Eon Magazine
Editor | Richie ‘Zapatero’ Shoemaker |
---|---|
Categories | Video game magazines |
Frequency | 4 per year |
First issue | Autumn 2005 |
Final issue | 2013 |
Company | MMM Publishing |
Country | Worldwide |
Language | English |
Website | Official site |
Eon Magazine was a full-color print magazine devoted to CCP Games' massively-multiplayer online sci-fi game Eve Online, launched in 2005 and discontinued in 2013 after 30 issues. The magazine was produced by MMM Publishing under license from CCP Games and sold via the Eve Online website. The magazine was distributed to more than 80 countries worldwide. Eon was the first magazine worldwide that can only be bought on the internet.
History
First issue and reprint
Eon was first published in Autumn 2005 and cost US$14.95, sold through the official store on CCP’s Eve Online website. The first issue ran to 68 pages, containing a wide mixture of articles dedicated solely to the game of Eve Online – the first time an MMO game was supported by a commercially available, ongoing magazine title.
Issue #001 was reprinted (as Issue #001.1 on the masthead) in April 2006 after supplies of the first issue were eventually sold out. Eon differs from most commercially available magazines in that each issue had a fixed print run and was continually sold on the online store site, regardless of whether subsequent issues had been released until the entire supply of an issue was sold out.
Discontinuation
Eon Magazine was discontinued after Issue #030, which was released as a digital publication in January 2013.[1]
Issue contents
Issue #001 was split into seven main sections:
- Upfront (news stories about current events in and around the game)

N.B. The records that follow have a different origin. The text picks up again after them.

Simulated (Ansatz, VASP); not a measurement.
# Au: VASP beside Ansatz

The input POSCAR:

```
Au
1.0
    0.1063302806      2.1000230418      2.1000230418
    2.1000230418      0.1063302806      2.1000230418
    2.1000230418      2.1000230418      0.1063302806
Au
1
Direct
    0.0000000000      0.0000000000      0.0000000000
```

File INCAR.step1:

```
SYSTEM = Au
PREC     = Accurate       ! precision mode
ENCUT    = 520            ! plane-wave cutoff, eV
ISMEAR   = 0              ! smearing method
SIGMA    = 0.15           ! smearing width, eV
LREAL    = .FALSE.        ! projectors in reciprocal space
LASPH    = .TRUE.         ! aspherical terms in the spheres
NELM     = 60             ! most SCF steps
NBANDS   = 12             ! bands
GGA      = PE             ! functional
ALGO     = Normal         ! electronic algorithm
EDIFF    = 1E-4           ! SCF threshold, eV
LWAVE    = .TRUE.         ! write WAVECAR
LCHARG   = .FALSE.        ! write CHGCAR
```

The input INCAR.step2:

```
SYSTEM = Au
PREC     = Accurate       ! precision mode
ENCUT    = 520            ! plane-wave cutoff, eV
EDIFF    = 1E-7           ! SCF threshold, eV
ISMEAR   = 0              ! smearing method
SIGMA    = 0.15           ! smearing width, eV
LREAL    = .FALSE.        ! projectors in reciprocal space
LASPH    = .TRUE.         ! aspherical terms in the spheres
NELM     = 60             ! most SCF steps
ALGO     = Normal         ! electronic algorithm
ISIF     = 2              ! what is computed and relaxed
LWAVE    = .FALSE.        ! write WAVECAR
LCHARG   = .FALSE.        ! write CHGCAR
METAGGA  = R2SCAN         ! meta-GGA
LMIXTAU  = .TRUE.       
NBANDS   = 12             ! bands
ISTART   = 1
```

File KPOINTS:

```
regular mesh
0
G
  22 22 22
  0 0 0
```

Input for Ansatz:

- In Crowd (interviews with members of the game’s development team)
- Chronicles (fan fiction written by players of the game)
- In Character (role-playing style interview profiles of prominent players of the game written from their characters’ perspectives)
- Generic features about aspects of Eve Online, detailing upcoming expansions, notable fansites, etc.
- Testflight (a ‘product review’ of a selection of in-game ships by Eon’s ‘test pilot’)
- Insider’s Guides (strategy guides and playing tips focussing on certain areas of gameplay)
In the next issues, the magazine expanded to a regular 84 pages in length and included:
- Alliance Profiles (profiles of the game’s premier alliances)
- Eve Quarterly Report (an update of the current ‘state of the game’ in statistical format)
- Eve Directory (a collection of themed web resources for the game)
Eon had also, since 2007, conducted the annual Eon Awards, recognising notable players, corporations and alliances’ achievements within the game and its community.
Spin-offs
In April 2008, Eon worked in conjunction with www.eve-maps.com to produce a hard-copy book version of the site's Eve Strategic Maps. ESM was a 74-page, ring-bound 'atlas' of every region in the game's universe, detailing every system's transport network, resources, NPC types and player outposts. Each copy of Eve Strategic Maps came with a set of stickers allowing players to update the information on regions according to player activity in-game (hence the 'Strategic' aspect of the title).
Eve Strategic Maps has since been updated with an expanded second edition, containing a clearer information presentation style and a system index for easier referencing. Each copy of ESM was also sold with a large-scale 'poster map', the first edition's being a general route map of the entire universe, the second being a detailed overview map of the game's 'low-sec' regions (areas of space prolific with PvP gameplay).
References
- ↑ Zapatero, editor; "End of an Eon: Eon Magazine Says "Farewell""; devblog by CCP Eterne, March 13, 2013.